Julius Malema Sentencing is Politically Motivated Silencing

Zulfikar Ali Bhutto, the founder of the Pakistan People’s Party and former Prime Minister, was executed in 1979 after a highly controversial legal process.

In 2024, the Supreme Court of Pakistan issued an opinion stating that Bhutto did not receive a fair trial and acknowledged that the original proceedings failed to meet the requirements of due process.

This is known as lawfare, the use of legal systems and institutions to damage a political opponent.

In Bhutto’s time, the goal of the Pakistani military regime was his physical and political removal. In modern democracies like South Africa, the goal is often political disqualification.

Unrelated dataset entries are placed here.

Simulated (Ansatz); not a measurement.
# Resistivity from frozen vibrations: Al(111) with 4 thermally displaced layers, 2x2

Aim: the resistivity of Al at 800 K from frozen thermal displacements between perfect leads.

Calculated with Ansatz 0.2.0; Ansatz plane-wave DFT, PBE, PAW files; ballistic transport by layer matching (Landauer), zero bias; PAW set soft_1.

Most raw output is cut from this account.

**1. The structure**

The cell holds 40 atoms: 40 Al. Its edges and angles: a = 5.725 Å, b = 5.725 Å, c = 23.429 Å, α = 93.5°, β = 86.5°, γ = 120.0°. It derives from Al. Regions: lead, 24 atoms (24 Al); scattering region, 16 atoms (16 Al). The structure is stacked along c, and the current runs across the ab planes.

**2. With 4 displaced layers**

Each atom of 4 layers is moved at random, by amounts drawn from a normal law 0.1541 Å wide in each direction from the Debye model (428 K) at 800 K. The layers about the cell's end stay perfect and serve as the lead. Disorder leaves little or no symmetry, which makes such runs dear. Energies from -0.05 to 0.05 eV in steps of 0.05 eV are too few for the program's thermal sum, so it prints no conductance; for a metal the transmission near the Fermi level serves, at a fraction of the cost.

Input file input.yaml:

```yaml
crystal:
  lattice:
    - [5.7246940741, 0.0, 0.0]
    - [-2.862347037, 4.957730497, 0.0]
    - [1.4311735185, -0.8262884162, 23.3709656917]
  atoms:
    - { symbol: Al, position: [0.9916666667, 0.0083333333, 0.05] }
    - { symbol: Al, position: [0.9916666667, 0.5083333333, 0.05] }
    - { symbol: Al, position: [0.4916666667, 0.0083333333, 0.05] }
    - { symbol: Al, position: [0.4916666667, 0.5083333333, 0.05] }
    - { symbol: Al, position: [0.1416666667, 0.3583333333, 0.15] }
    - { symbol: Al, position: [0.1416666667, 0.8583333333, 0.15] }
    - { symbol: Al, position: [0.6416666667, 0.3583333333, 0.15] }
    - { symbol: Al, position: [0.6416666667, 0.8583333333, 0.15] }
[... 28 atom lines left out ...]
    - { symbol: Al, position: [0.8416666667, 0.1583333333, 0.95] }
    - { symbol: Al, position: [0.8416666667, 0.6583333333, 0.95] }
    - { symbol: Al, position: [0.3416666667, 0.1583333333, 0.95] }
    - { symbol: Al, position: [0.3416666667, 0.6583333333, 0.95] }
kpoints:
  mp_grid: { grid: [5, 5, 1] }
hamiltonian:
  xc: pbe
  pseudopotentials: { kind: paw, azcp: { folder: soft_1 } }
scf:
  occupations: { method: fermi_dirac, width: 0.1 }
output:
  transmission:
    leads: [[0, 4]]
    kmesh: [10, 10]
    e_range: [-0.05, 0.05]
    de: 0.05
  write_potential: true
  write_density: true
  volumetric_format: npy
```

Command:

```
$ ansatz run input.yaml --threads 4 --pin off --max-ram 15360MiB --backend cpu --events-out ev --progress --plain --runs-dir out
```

Because under the South African Constitution, a specific court sentence can disqualify someone from being a Member of Parliament, this gives the opponents of a politician room to use the courts to stifle him.

Naturally, Julius Malema has argued that the court cases against him are intended to drain his party’s resources and distract him from political organising. This is not dissimilar to the strategy effectively deployed by Pakistan against Bhutto, keeping him tied up in various legal manoeuvres.

Similarly, as Malema faces sentencing, his legal team is actively arguing that the prosecution is a “kill” attempt, which is a very similar language to Bhutto’s supporters, arguing that the law is being used to try and “behead” the leadership of the EFF.

Unlike 1970s Pakistan, South Africa’s judiciary has a much stronger reputation for independence, which makes it difficult to make a case of lawfare being carried out in its chambers.

However, most importantly, the risk, as with the Bhutto 2024 “mea culpa”, is that when courts are used to settle political scores, the legitimacy of the law itself takes a hit, because if the public begins to see a judge’s verdict as just another political vote, the “neutral” ground required to continue pretending you have a democracy starts to erode.

In Bhutto’s case, it took 45 years for the court to admit it was wrong. In Malema’s case, the drama is still unfolding in real-time, testing whether the South African legal system can remain a neutral arbiter or if it will be swallowed by the political noise.

Now, Malema’s opponents point out that he did fire the weapon and that this is a crime. Period. They say this as if it removes all doubt about it being politically motivated. But people who reason like this are deliberately and cynically missing the point because lawfare is precisely when real events are selectively prosecuted and pursued with a vigour disproportionate to how similar cases are handled.

So, the question about Malema’s firearm charge case is not whether he discharged a rifle or not. The real revealing question is that of all the things that happen, why this, why now, why him? And the answer is quite clearly political.

This is unfortunately an impossible case to make in a South African courtroom, which is, of course, part of the point. Just ask Jacob Zuma and Ace Magashule.